New York City: Poland Through Jewish Eyes.
LAUDED IN TEL AVIV FOR HIS RUTHLESS SATIRES and strong social stances, the late Hanoch Levin was considered the Israeli Fellini. In Krum, a 1975 work, the dramatist concocted a grotesque epic comedy out of small domestic lives, with an unmistakably biblical undertow: A young man (a prodigal son, you might say) returns to his provincial home with nothing but the visible marks of failure and a suitcase full of dirty underwear. Nothing grand or momentous happens, save the roundelay of weddings and births, sicknesses and deaths. But for the Polish director Krzysztof Warlikowski, whose potent TR Warszawa production of Krum pulls in at the Brooklyn Academy of Music Oct. 17-20, there is a sad metaphysics to these rhythmic patterns of contemporary Jewish society--an emotional connection that struck deep and mysterious chords.
What Warlikowski disconcertingly saw in Krum was a vision of post-communist Poland--a documentary-like perspective of Polish lives trapped by the social and political forces acting on south-central Europe. Says the internationally acclaimed director, whose powerful 2004 American debut, The Dybbuk, melded the Ansky classic with a Hanna Krall short story, "Like Krum, I left home when I was 18. I had been spending a lot of time abroad. I felt less connected to the place where I was born. All the Jewish questions in the play became my Polish questions. Warsaw is a city full of singles, full of young people who just want to make careers, to find money and have lives, because with Poland entering the European Union, they see they've got a chance. It's a big chance, but is it something that makes us more happy?"

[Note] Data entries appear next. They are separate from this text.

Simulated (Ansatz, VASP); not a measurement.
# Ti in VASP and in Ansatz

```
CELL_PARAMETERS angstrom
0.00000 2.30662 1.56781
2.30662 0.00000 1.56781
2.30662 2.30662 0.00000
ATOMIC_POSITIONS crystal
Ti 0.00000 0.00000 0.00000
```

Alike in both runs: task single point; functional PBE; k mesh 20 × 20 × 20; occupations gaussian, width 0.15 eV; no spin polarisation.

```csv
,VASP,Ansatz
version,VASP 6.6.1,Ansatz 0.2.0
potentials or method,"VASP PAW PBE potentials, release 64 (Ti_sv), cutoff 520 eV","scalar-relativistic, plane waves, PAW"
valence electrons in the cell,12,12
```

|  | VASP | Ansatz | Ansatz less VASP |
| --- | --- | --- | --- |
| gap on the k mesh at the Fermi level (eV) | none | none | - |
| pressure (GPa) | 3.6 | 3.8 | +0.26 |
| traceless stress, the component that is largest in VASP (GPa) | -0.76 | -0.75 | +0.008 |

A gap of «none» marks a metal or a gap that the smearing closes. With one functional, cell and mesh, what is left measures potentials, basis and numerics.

Through the works of Euripides, Sarah Kane and Tony Kushner, the 45-year-old Warlikowski is one of Eastern Europe's most significant voices. His homosexually themed Hamlet, brutal Midsummer Night's Dream and taboo-breaking Cleansed have earned him a reputation as an enfant terrible. Krum finds Warlikowski in an almost uncharacteristically Chekhovian mood. "What attracted me to Krum were the monologues, which are cruel and very realistic, but were put in a very conventional comedy," the director says. "I didn't agree with the grotesque form. I wanted to borrow from two sides--to make Jews feel that this play is about Poland, and make the Polish feel that this is about Israel."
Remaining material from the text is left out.